Proposition If linear system $\bf Ax = O$ ($\bf A$ is $n$ by $n$ square matrix) has a unique solution, then for arbitrary vector $\bf b$, $\bf Ax = b$ will have a unique solution.
My attempt:
Lemma 1. If $\bf Ax = O$ has a unique solution, then $\bf x = O$
Suppose $\bf Ax = O$ and $\bf x = b$ where $\bf b ≠ O$. Because $\bf AO = O$, it follows that linear system $\bf Ax = O$ has at least two possible solutions, which a contradiction.
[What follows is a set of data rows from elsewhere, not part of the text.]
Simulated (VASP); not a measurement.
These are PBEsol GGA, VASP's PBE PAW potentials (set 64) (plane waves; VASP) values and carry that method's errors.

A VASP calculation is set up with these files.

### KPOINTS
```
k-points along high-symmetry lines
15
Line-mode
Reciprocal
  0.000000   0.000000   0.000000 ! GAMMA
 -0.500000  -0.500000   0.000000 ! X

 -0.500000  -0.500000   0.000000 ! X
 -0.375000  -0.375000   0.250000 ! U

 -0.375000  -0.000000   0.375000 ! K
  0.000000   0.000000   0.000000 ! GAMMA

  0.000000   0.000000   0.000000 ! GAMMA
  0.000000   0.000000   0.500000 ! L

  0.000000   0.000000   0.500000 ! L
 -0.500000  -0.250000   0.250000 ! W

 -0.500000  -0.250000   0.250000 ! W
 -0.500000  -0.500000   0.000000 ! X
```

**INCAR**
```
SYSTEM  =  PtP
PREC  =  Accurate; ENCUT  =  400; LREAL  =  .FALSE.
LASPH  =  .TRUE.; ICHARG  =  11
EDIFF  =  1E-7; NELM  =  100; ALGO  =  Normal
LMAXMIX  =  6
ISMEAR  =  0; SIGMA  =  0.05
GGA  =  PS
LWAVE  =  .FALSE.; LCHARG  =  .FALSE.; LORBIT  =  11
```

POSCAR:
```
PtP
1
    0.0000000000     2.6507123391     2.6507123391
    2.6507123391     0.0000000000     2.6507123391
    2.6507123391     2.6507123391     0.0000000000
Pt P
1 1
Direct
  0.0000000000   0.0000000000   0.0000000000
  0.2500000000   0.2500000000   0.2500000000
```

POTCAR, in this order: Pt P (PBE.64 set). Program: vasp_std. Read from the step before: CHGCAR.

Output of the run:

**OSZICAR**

Lemma 2. $\bf Ax = O$ has a unique solution $\bf x = O$ iff $\bf A$ is invertible
The $(\rightarrow$) side is a bit lengthy, hence for now we just assume that we've already proved lemma above.
Now to our main proposition:
Suppose $\bf Ax = O$ has a unique solution. By lemma 1 and 2, we conclude that $\bf A$ is invertible.
Consider linear system $\bf Ax = b$, where $\bf b$ is the arbitrary vector:
$$\tag 1\bf Ax = b \implies$$
$$\tag 2\bf A^{-1}x = A^{-1}b \implies$$
$$\tag 3\bf x = A^{-1}b$$
Therefore, for arbitrary vector $\bf b$, lin. system $\bf Ax = b$ will have a unique solution, namely $\bf A^{-1} b$. $\Box$
I believe that for the trivial proposition like the one above, more concise alternatives are available, but still, is my attempt correct?
Best Answer
Actually, you prove more than what is asked: you prove that if the homogeneous linear system has a unique solution, its matrix is invertible and you give the solution of the non-homogeneous equation. In my opinion, proving by contradiction lemma 1 is a bit too much.
Here is how I would prove what is asked in a short way:
Suppose we have (possibly equal) solutions: $$\mathbf{Ax}=\mathbf{b},\qquad \mathbf{Ax'}=\mathbf{b}.$$ Then, by linearity, we deduce $\;\mathbf{A}(\mathbf x-\mathbf x')=\mathbf 0$, and by hypothesis, $\mathbf{x}-\mathbf{x'}=0$, i.e. $\;\mathbf{x}=\mathbf{x'}$.